Percy Bysshe Shelley, Keats's fellow romantic wunderkind, used the autumn as a metaphor for inspiration and revolution in "Ode to the West Wind." While Keats's ode moves at a somnolent pace, Shelley's poem is fast-moving and electric.
O Wild West Wind, thou breath of Autumn's being
Thou from whose unseen presence the leaves dead
Are driven like ghosts from an enchanter fleeing,
Yellow, and black, and pale, and hectic red,
Pestilence-stricken multitudes! O thou
Who chariotest to their dark wintry bed
The wingèd seeds, where they lie cold and low,
Each like a corpse within its grave, until
Thine azure sister of the Spring shall blow
Her clarion o'er the dreaming earth, and fill
(Driving sweet buds like flocks to feed in air)
With living hues and odours plain and hill;
Wild Spirit, which art moving everywhere;
Destroyer and preserver; hear, O hear!
In stark contrast to the rich treatment of autumn by the two Romantics, E. E. Cummings focused on (and imitated) the action of a falling leaf in this clever and artful poem.
It might help you to see the poem "unbroken," in which case it reads: "l(a leaf falls) oneliness." Cummings wrote the sentence so that the action of a leaf falling is actually contained within the word "loneliness." And you can see how skilled he was at using line breaks and spacing to create an effect.
Robert Frost--perhaps America's best nature poet--uses the autumn as a metaphor for beauty's impermanence in the short lyric "Nothing Gold Can Stay."
Nature's first green is gold,
Her hardest hue to hold,
Her early leaf's a flower;
But only so an hour.
Then leaf subsides to leaf.
So Eden sank to grief,
So dawn goes down to day.
Nothing gold can stay.
Finally, here's "A Vagabond Song" by the Canadian poet Bliss Carman. In it, Carman highlights the connection he feels to autumn, and how it appeals to the wanderer in him.

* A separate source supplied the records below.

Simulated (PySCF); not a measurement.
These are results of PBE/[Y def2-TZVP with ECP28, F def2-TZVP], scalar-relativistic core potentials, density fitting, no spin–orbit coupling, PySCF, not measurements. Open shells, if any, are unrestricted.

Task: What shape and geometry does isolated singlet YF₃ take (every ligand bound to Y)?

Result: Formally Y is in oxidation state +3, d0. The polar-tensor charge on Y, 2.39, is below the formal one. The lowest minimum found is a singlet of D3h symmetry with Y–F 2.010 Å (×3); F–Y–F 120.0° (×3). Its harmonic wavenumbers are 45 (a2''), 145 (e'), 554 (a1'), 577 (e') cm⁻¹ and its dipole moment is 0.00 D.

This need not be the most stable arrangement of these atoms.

There is something in the autumn that is native to my blood--
Touch of manner, hint of mood;
And my heart is like a rhyme,
With the yellow and the purple and the crimson keeping time.
The scarlet of the maples can shake me like a cry
Of bugles going by.
And my lonely spirit thrills
To see the frosty asters like a smoke upon the hills.
There is something in October sets the gypsy blood astir;
We must rise and follow her,
When from every hill of flame
She calls and calls each vagabond by name.